2. Christian Ethiopia in the Past

The Church founded by Frumentius and Aedesius soon became the religion of the State of Aksum and of all the real (Semitic) Abyssinians. From their time till to-day there has been a powerful Christian State south of Nubia. Its frontiers have varied considerably, as the King of Abyssinia gained or lost territory by the fortune of war. Not all his subjects have been Christian. The King himself, his court and his own people are always; but they have often ruled and still do rule over subject tribes who remain Pagan or Moslem. The next thing we hear of the Ethiopic Church is a happy omen of its orthodoxy, unhappily not to be fulfilled in later years. It refused to accept Arianism. In 365 Constantius wrote to beg the Abyssinian King to send Frumentius to Alexandria, that he might learn the true faith from (and join in communion with) the Arian intruded Patriarch George (356-362). At the same time he warned him against Athanasius, who had been deposed "for many crimes."[1] But Frumentius and the king remained faithful to the saint from whom they had received their hierarchy.

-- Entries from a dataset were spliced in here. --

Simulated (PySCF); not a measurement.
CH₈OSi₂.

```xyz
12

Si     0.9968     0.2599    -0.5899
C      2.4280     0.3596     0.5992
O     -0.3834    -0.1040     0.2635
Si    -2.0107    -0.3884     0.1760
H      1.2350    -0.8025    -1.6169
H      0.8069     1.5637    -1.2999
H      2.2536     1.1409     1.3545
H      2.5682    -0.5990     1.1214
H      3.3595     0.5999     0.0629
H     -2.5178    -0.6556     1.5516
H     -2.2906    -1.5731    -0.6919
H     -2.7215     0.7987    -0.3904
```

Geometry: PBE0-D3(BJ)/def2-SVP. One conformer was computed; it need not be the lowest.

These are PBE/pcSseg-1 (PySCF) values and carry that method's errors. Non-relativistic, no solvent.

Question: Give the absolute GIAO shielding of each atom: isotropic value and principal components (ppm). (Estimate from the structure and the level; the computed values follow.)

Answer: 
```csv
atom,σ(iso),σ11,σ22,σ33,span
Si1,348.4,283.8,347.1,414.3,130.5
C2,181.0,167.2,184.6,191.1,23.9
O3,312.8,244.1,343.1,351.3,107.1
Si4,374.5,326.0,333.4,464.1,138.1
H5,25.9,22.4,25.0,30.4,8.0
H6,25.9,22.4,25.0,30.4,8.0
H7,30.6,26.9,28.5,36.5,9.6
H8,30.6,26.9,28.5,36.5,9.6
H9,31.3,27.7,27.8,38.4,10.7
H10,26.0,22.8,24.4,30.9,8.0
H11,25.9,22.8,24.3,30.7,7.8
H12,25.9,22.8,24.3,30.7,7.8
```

Christianity was then strengthened and extended in Abyssinia by the monks of Upper Egypt . These have hardly had justice done to them as propagators of the faith. They preached the gospel with great zeal among the heathen south of Egypt. They built up flourishing churches in Nubia (p. 305), and so met the Christian Ethiopians. In the 5th and 6th centuries Coptic monks came to Abyssinia and revived or reorganized Christianity there, so that the Ethiopians count this as a kind of second conversion of their country. About the year 480, in the time of King Ameda, came the "Nine Saints," still honoured as secondary apostles of the country. They were Coptic monks, named Aragawi, Pantaleon,

  1. Athanasius: Apol. contra Arianos, 30 (P.G. xxv. 297-299).